Are you wondering what the fuss is all about with these greasy, deformed donuts? Or are they onion rings? Actually, this traditional sweet is quite a unique, local specialty from Peru. Picarones, as they are known in Spanish, are fried dough rings, crispy on the outside and a little fluffy on the inside. Compared to American donuts, the Peruvian pastry is less dense. It is pretty much obligatory to enjoy Picarones together with Chancaca, a homemade syrup made from raw unrefined cane sugar.
But what makes Picarones so special and distinct? It is the incorporation of local ingredients! In contrast to Spanish buñuelos, the fried rings are not just made from flour and eggs only. The base of the dough consists of macre and sweet potatoes. Macre is a giant squash with yellow, greenish flesh. It is native to Peru and finds use in several dishes of the country’s traditional cuisine.
If you want to taste the sweet deliciousness, don’t try looking for Picarones at restaurants. They were created on the street and this is where you can still find them today. Vendors sell them out of their mobile stalls right next to cold Chicha Morada and Papas Rellenas.

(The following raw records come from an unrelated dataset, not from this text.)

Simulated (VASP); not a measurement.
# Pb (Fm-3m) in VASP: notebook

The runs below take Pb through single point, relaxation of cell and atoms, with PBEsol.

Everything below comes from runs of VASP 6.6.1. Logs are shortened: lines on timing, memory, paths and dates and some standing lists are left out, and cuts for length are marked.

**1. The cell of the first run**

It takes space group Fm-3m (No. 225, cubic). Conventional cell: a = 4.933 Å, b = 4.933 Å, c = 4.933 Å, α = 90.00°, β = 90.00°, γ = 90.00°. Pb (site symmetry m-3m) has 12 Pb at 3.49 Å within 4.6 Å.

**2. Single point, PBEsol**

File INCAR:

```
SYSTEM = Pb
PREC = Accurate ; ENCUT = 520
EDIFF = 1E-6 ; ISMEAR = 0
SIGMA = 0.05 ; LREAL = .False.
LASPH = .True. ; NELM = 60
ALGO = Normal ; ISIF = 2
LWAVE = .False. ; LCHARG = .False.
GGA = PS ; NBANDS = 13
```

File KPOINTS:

Picarones, A Cheaper Substitute For Spanish Buñuelos
When the Spanish conquistadores arrived to Peru during the colonial Viceroyalty, they brought with them the buñuelo. Although the taste of the Spanish pastry immediately appealed to Peruvians, it was simply too expensive to make. Most normal people could not afford the foreign ingredients introduced to the Andean country by the Spanish. For that reason, cooks started replacing the original ingredients of the buñuelo with local vegetables that were abundant in Peru. Basically out of necessity, they created the popular Picarones as we know them today.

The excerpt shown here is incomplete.